Mr. Horowitz continued, “Florida Pneumatic continued its strong performance, due primarily to the growth of its AIRCAT product line. We intend to continue to release additional AIRCAT products later this year and next. Further, our strategic plan is to move into other sectors of the automotive market, leveraging off of our strategic relationships with the industry’s major distributors. Florida Pneumatic’s retail business is steady, and while its industrial/catalog sector has been impacted by the energy activity fall-off, this is not significant enough to dramatically slow its overall trajectory, as this sector represents a relatively small percentage of their revenue.”

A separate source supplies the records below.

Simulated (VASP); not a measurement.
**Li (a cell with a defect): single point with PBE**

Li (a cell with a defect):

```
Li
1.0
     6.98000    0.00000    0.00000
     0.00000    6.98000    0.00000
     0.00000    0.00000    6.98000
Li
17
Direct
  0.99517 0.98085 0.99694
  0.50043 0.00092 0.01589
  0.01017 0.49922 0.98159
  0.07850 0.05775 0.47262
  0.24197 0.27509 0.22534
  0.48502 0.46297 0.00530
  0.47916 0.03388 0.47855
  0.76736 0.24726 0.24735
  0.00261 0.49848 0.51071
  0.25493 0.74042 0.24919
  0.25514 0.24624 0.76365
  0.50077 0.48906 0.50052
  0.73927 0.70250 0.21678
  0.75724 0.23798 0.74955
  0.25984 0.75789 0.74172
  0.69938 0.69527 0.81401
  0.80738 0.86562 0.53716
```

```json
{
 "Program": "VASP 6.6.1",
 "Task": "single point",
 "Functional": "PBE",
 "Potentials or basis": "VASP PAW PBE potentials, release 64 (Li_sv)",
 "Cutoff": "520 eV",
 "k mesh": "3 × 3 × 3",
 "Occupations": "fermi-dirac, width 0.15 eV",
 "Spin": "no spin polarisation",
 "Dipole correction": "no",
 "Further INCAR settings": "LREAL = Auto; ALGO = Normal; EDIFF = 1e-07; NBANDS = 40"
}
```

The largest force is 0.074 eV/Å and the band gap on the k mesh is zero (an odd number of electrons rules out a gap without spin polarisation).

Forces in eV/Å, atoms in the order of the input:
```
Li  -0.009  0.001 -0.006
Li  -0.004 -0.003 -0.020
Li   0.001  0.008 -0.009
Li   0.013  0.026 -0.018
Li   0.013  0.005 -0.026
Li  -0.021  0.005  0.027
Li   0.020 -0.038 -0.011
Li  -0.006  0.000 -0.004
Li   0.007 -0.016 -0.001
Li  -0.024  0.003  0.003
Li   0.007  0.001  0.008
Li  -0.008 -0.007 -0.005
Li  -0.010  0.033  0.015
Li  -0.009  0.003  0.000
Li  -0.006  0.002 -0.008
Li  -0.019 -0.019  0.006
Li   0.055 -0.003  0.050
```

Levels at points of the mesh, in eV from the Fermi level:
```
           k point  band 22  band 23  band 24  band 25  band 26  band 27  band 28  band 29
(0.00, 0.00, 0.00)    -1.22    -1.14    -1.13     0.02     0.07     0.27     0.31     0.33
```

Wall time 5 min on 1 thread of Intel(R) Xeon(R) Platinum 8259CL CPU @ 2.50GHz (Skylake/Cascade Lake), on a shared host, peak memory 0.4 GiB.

Mr. Horowitz added, “On November, 1st, we closed on the sale of the Tampa building that was the headquarters of our former Nationwide subsidiary. After fees and expenses, we received approximately $3.5 million, which was used to eliminate substantially all of our bank debt. As the result of the execution of our business strategy, and our projected continuing positive cash flows, P&F is not expected to be a significant borrower until such time as when we have a need due to possible expansion through acquisition or otherwise, or for other strategic needs. Notwithstanding the non-cash charges we incurred during the three and nine month period, we believe that our financial position, cash flow and continuing implementation of our business strategy, should enable us to continue to pay our regular quarterly dividend for the reasonably foreseeable future.”

He concluded his remarks by stating, “We believe this is a time of positive transition for P&F. While selling Nationwide has reduced the size of our company, as part of our strategic plan, we are focused on expanding our position in the power tool and accessories market, and intend to grow the company from its current level, both organically and opportunistically through attractive and synergistic acquisitions.”